Prerequisite: This is Part 1 of the System Design Masterclass series. Familiarity with basic distributed systems concepts and Go syntax is assumed.

Answer-first: Sound system design thinking is fundamentally about evaluating and selecting trade-offs across performance, reliability, and cost. No system is perfect — architects optimize for the constraints imposed by real business requirements and technical realities.


How Do You Build System Design Thinking?

Answer-first: System design mastery is built on three pillars: mastering foundational theorems (CAP, PACELC), practicing trade-off analysis on real-world case studies, and repeatedly decomposing large problems into measurable, independently scalable components.

Great architects don’t answer “which technology to use?” — they answer “what do we give up by choosing this?”. Every technical decision carries hidden costs: latency, complexity, operational burden, or consistency degradation.
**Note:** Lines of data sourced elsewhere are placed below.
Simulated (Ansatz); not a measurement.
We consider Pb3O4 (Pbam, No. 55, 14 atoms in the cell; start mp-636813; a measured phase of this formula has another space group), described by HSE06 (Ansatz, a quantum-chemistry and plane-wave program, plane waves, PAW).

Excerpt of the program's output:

The 3D Trade-off Framework

A practical framework for evaluating any architecture decision:

DimensionQuestions to AskReal Example
PerformanceThroughput in RPS? P99 latency target?Flash sale: 500k RPS peak
ReliabilitySLO availability target? Tolerance for data loss?Banking: 99.999% uptime
CostInfrastructure cost? Operational complexity?Startup: minimize node count

[!IMPORTANT] SLA / SLO / SLI — Not the same thing:

  • SLI (Service Level Indicator): A measured metric — e.g., “The /checkout endpoint p99 latency over 1 minute = 120ms”
  • SLO (Service Level Objective): The internal target — “99.9% of requests must complete in < 150ms per calendar month”
  • SLA (Service Level Agreement): The legal contract — “If SLO is breached, penalty $X applies”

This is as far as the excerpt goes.